Recently winner of the Pizzuti Award as Best in Show at the Ohio Art League’s 2011 Spring Juried Exhibition, Malcolm Baroway did not begin showing professionally until 2001. Since then his oils have been placed in more than 100 collections (see Patronage) from coast to coast. One piece, And the Last Child Leaves, hangs in Ohio State University’s Longaberger Alumni House along with works by alumni George Bellows and Roy Lichtenstein.

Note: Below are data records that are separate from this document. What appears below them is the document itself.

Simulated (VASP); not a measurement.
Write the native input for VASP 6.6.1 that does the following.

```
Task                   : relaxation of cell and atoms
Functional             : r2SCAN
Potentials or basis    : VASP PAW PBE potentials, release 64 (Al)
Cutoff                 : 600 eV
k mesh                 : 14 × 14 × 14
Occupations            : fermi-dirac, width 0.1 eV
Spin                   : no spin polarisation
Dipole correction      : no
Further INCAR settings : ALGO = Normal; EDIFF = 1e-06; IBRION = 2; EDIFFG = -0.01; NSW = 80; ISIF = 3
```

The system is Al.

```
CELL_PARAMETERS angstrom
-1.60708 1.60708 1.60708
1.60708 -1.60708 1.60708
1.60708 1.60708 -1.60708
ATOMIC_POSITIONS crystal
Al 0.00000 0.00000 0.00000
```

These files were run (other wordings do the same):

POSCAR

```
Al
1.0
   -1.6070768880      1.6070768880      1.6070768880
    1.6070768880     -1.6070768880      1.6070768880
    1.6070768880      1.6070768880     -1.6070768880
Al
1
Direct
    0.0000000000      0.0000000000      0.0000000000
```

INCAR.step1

As a youth, Malcolm was clearly talented as an artist (He was accepted to New York City’s pre-professional High School of Music and Art) but followed writing instead which led to a career in public relations and advertising. He began to paint again in the 1990s, and since the millennium has had seven solo shows in his hometown, Columbus, Ohio, including Ohio State’s Faculty Club Gallery, the Roy G Biv Gallery, and five at the prestigious Sharon Weiss Gallery. His work also is carried at Boulder’s SmithKlein Gallery, one of the premier art venues in Colorado, where he had his first solo show in January 2010. Malcolm tries to do one solo show at least every two years. In 2008, it was in Asheville, North Carolina’s Studio B. His work also has been featured on the international blog “All the Best by Ronda Carmen.” His major influences, he says, “are all the genres that appeared in Europe from the 1880s through the 1930s, particularly Post-Impressionism.”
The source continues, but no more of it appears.